Sunday, 30 September 2012

bulbs

It's time to be thinking about planting bulbs.  Actually, it was time to be thinking about planting daffodils a month ago, as they naturally start into growth by the end of August, but my Peter Nyssen order didn't arrive until while we were on holiday, and today is the first I've had time to do anything about it.

I placed the order back in early June, and at the time I had a clear plan of where every variety was going to go.  Unfortunately I have since forgotten it, and lost the piece of paper it was written on.  I'd pretty much forgotten what I'd ordered, so it came as a nice surprise opening the box to see what was in it.  Lots of tulips, several varieties of daffodils, some alliums, hyacinths, and a few bits and bobs.

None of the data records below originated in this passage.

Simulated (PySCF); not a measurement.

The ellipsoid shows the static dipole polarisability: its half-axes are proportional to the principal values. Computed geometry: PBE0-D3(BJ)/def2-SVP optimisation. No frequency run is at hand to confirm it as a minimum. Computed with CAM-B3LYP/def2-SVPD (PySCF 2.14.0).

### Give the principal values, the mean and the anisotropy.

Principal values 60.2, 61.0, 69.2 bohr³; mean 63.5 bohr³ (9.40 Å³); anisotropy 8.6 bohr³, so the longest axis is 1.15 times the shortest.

The daffodils are all starting off in pots.  The longer term intention is to grow them in the ground, since in my experience daffodils don't seem to like being in pots for more than a single season.  I've managed to fit them into square one litre pots so far, or even 11cm for the smallest bulbs.  This means that they aren't planted as deep as they should be, so when I come to plant the potfuls out in the garden I'll need to bury them a bit deeper.  Weather and other garden jobs permitting, they'll go into the ground in March, once I can see what other bulbs are coming up and avoid spearing them.  I think the original plan was to put them in the long bed in the front garden.  At any rate, if that wasn't the original idea it's a perfectly good one, and I have time to change my mind again before March.  The long bed already contains Muscari, various sorts of bulbous iris, and hyacinths, planted out each year after doing duty for one season in pots.  I thought it could still do with more spring interest, and I was trying to think of places where the daffodils might do well.  They are mostly dwarf varieties, and don't want to be overwhelmed by other plants before their leaves have finished growing for the year.

There were two bags of ten hyacinth bulbs, allowing five each for four pots to go in the Italian garden.  I see that this year I've gone for the variety 'Minos' which is described as blue-violet.  I can't honestly remember why I chose that one, but it must have sounded desirable when I looked into it.  I haven't tried it before.  The hyacinths and daffodils are starting off inside the greenhouse, in case we have another dire winter.  I used to leave the hyacinth pots outside, and they were fine for many years, until the year before last when most of their basal plates rotted.  I had better set some mouse bait, however, since last year quite a few pots of small bulbs were dug up and eaten inside the shelter of the greenhouse.

I've bought some Anemone nemorosa, the wood anemone.  These look desperately unpromising when they arrive, a small plastic bag with little sections of black rhizome in it, like pieces of shoelace.  I've started them off like that before, and I think I got a pretty good strike rate.  At £3.50 for 25 pieces of root it is a much cheaper way of getting plants than buying them in growth from a garden centre.  I have a feeling that I may have read somewhere that A. nemorosa tended to be easier in garden cultivation than A. sylvestris, the snowdrop anemone, but I'm not sure about that.  I know I spent some happy evenings reading up on it all when placing the order, so I must have convinced myself at the time that Anemone nemorosa would be a good thing.

I've also started bringing the pots of tender things in from the Italian garden, to over-winter frost free.  The only problem is that the greenhouse is already desperately crowded.  Some of the pelargoniums that didn't do well this year, and were kept from last year, are going to go on the compost heap, and I'll start again with new vigorous plants in the spring.  I weeded and tidied the pots as I brought them in, and found several Geranium maderense seedlings in them, that had sown themselves from the plants that flowered this year.  I potted three up, slightly unceremoniously since a seed bed congested with pelargonium roots isn't the easiest medium to dibble seedlings out of.  If they survive they'll be my replacement plants for the year after next.  G. maderense generally dies after flowering, though not always, but is very generous with its seed.  My stock came originally from plants in the courtyard of the V&A, which had conveniently set seed and not yet been cleared away.